Artist’s CV

Nikos Engonopoulos was born in October 1907 in Athens and completed his basic studies as a boarder at a high school in Paris. In 1927 he served his military service and after his discharge he worked as a translator in a bank and clerk at the University, and in 1930 he was appointed to the Ministry of Public Works as a designer in the Department of Town Planning.

In 1932, he enrolled at the School of Fine Arts, where he studied under Konstantinos Parthenis, while at the same time attending Byzantine art classes in the workshop of Fotis Kontoglou and A. Xyngopoulos, together with Yannis Tsarouhis. He studied freely in Paris, Vienna, Munich and Italy. He taught painting, history of art and scenography at the School of Architecture of the E.M.P. from 1938, successively as curator, temporary, permanent and regular professor. At the same time, he met other important artists, including Andreas Empirikos, Yiannis Moralis and Giorgio de Chirico. Throughout his painting studies, Engonopoulos remained in his position at the Ministry and in 1934 he was assigned to the Topographic Service, where after six years he was made permanent with the rank of 1st Class Draftsman.

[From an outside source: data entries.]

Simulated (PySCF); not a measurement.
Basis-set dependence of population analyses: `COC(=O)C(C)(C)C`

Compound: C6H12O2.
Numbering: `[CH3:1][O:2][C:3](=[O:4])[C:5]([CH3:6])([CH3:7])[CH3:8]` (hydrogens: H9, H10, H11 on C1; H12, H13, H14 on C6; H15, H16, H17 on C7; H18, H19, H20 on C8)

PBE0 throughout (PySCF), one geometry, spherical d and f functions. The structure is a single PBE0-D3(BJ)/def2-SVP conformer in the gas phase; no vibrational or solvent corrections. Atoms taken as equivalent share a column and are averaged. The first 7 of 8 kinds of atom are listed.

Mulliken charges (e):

In 1945, he was seconded to the National Technical University of Athens as an assistant in the Department of Decoration and Free Design, a position he held until 1956. In 1949, he participated in the founding of the Armos artistic group with the aim of promoting a modern aesthetic proposal in the Greek space, together with other members in which the painters Hatzikyriakos-Gikas, Moralis and Tsarouhis were included. At the same time he worked at the Ministry of Housing and Reconstruction and in collaboration with the architectural team of Dimitris Pikionis designed new buildings.

In the following years he participated in several group exhibitions, while in 1954 he represented Greece at the 27th Venice Biennale with a total of 72 of his works. In the same period, he was elected permanent curator of the Polytechnic and resigned permanently from the Ministry of Public Works. In 1958, he was awarded the First State Prize for Poetry of the Ministry of National Education for the poetry collection En Anthiro Helleni Livo, while in 1966 he was honored for his painting work by King Constantine II with the Golden Cross of George I. The state poetry prize would later be awarded to him for a second time in 1979, as well as the Order of the Phoenix. He was a member of the Artistic Chamber, the Hellenic Society of Aesthetics, the Société Européenne de Culture, etc. He spoke English, French and Italian. He was a permanent resident of Athens (Anagnostopoulos Street). He was a member of the Greek Chamber of Visual Arts (EETE).

His paintings are in the National Gallery, the Municipal Galleries of Athens, Rhodes, Thessaloniki, the Theater Museum at the National Technical University of Athens and in private collections.

He died in 1985 of a heart attack and his funeral was held at public expense in the First Cemetery of Athens.

Eggonopoulos’ poems have been translated into French, English, Italian, Spanish, Danish, Polish, Hungarian and the Venetian dialect. In addition, they have been set to music by Nikos Mamagakis and Argyris Kounadis, who wrote the musical background to the poem Bolivar for the Dionysos record, recited by Eggonopoulos himself.

The year 2007 was declared by the artistic world of the country as the “Year of N. Eggonopoulos”.